My top financial goal is to achieve financial independence. That would allow me to retire early if I choose. It's not that I don't want to work anymore; I just don't like the stress of relying on my income from work to cover my living expenses. As artificial intelligence's (AI) capabilities continue to improve, I can see the writing on the proverbial wall for my profession.

However, unlike many people following a FIRE (Financial Independence, Retire Early) strategy, my wife and I don't want to cut our living expenses to the bare bones. While we're pretty frugal, we also want to live comfortably. That's why I'm focusing on building my sources of passive income instead of trying to accumulate a large amount of assets (e.g., FATFIRE).

I also don't want to have to sell my investments when they're down to cover my living expenses. I want to rely on my recurring passive income to fund my basic financial needs.

Here's how I'm building financial independence through passive income.
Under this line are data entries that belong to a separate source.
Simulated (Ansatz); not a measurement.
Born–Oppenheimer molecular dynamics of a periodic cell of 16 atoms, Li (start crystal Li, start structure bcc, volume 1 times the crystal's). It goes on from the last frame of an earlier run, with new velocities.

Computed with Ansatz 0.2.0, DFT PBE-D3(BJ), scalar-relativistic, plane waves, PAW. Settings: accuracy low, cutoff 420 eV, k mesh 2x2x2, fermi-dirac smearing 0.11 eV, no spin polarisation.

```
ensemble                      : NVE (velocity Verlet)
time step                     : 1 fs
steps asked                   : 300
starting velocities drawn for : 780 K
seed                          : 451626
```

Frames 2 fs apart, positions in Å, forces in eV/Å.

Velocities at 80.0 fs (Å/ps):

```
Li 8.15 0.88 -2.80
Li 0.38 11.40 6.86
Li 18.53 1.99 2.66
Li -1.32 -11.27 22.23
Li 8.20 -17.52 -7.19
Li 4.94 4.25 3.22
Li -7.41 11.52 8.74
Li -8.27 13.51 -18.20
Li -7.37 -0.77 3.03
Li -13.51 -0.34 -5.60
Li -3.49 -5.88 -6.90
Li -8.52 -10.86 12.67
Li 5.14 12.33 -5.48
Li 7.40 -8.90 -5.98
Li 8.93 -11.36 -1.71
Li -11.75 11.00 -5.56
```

Money at a beach at sunset.

Image source: Getty Images.

The power of dividend stocks

The foundation of my FIRE strategy is investing in high-quality, dividend-paying stocks. I focus on companies that steadily increase their dividends because they have historically produced the highest total returns. Over the last 50 years, dividend growers have produced an average annual total return of 10.2%, according to data from Hartford Funds and Ned Davis Research. For comparison, companies that don't change their dividend policy have only delivered an average annual return of 6.8%.

I primarily invest in companies that pay steadily rising, higher-yielding dividends backed by strong financial profiles. For example, one of my core holdings is Realty Income (O -0.09%). The real estate investment trust (REIT) currently has a dividend yield of around 5.5% -- well above the S&P 500's (^GSPC 0.83%) sub-1.5% yield. The company backs its payout with a high-quality real estate portfolio (retail, industrial, gaming, and other properties secured by long-term net leases with the world's leading companies).

Realty Income pays out a conservative percentage of its stable cash flow in dividends (75% of its adjusted FFO). It also has one of the strongest balance sheets in the sector. The company's fortress financial profile puts its high-yielding dividend on a rock-solid foundation. It also gives the company the flexibility to expand its portfolio and increase its dividend.

Realty Income has increased its monthly payment 131 times since its public market listing in 1994. Its high-yielding and steadily rising dividend has enabled it to deliver fantastic total returns since its listing (13.6% annualized).

Investing in high-yielding dividend stocks, such as Realty Income, enables me to generate more passive income from every dollar I invest. They also steadily grow my passive income without me needing to add to my investment. They should enable me to reach my passive income goal sooner.

Passive income from ETFs

I complement my stock portfolio by investing in exchange-traded funds (ETFs) that focus on income generation, primarily using ETFs with bonds, preferred stock, and option strategies. I've found that it's easier to invest in an ETF to earn income from those asset classes rather than trying to manage those investments myself.

For example, while I do trade options to generate income, I've found that investing in an ETF like JPMorgan Equity Premium Income ETF (JEPI 0.26%) is a great complement to my options income strategy. The fund writes (shorts) out-of-the-money (above the current market price) call options on the S&P 500. This strategy generates income that the fund distributes to investors each month.

That income stream can be very lucrative:

A chart showing how JEPI's yield compares to other asset classes.

Data source: JPMorgan Asset Management.

The JPMorgan Equity Premium Income ETF also has an underlying portfolio that provides less volatile exposure to the stock market. As a result, the fund offers both growth potential and income.

Private real estate and credit

A third aspect of my passive income strategy is alternative investments that generate income. I primarily invest in private real estate and credit investments. I like adding some private market exposure to increase my diversification because the value of these investments doesn't move in direct correlation with the public stock and bond markets.

For example, I invest with Fundrise, the largest direct-to-consumer private market manager. Fundrise enables anyone to invest in private real estate, private credit, and venture capital. It offers a low minimum investment (just $10 in a taxable account) and very low fees. Fundrise's private real estate investment funds hold income-generating assets (build-for-rent communities, multifamily apartments, and industrial properties) that produce rental income that the fund distributes to investors.

Building financial freedom through passive income

I want to become financially independent, which I'll achieve once my passive income can cover my basic living expenses. I make steady progress toward my goal by investing some of my income from working and the passive income I produce into income-generating assets. My goal is to achieve financial independence through passive income within the next five years.